Let $(X,Y)$ be an absolute continuous R.V. Find $XY \mid Y = y$ and show $XY$ and $Y$ are independent. Also $XY \sim e(1)$.

Question

Let $(X,Y)$ be an absolute continuous R.V with density $f_{X,Y}(x,y) = ye^{-y(x+1)}, \ x,y >0$.

I've shown that $Y \sim e(1)$ and $X \mid Y = y$ density $x \mapsto ye^{-yx}$.

However I must find $XY \mid Y = y$ and show $XY$ and $Y$ are independent. Also $XY \sim e(1)$.

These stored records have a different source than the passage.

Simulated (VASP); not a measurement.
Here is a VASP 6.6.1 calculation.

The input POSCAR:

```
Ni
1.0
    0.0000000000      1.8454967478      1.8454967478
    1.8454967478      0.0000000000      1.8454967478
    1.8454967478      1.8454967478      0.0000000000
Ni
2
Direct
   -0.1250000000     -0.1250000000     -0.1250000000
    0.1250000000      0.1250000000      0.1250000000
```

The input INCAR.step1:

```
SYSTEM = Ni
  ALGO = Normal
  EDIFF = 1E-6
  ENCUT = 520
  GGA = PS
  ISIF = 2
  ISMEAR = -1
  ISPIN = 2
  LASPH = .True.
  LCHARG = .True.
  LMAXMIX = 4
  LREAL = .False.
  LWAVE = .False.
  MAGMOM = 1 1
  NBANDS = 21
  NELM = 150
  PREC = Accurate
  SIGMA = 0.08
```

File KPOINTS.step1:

I've a theorem saying: $X=h(Y,Z)$ then $X \mid Y=y \sim h(y,Z) \mid Y=y$, but I can't figure out how to apply it or whether it should be applied.

Also I've tried to calculate $$P(XY \le k)=(X \le \frac k Y) = \int^{\infty}_0 \int^{\frac k y}_0 ye^{-y(x+1)} \ dx \ dy = 1-e^{-k}$$

but this is not $e(1)$, so I've done an error ? How can I proceed ?

Answer 1

To use the theorem you gave, let $XY = h(Y, Z)$ where $h(y,z) = yz$ and $Z = X$. Then $XY | Y = y \sim yX | Y = y$. Thus for $t > 0$

\begin{align} P(XY < t | Y = y) &= P(Xy <t | Y = y ) \\ &= P(X < \frac{t}{y} | Y = y) \\ & = \int_{0}^{\frac{t}{y}} y e^{-yx}dx \\ & = 1 - e^{-t} \end{align}

The cdf of $XY$ is not affected by the value of $Y$, thus they are independent. And $1-e^{-t}$ is exactly the cdf of $e(1)$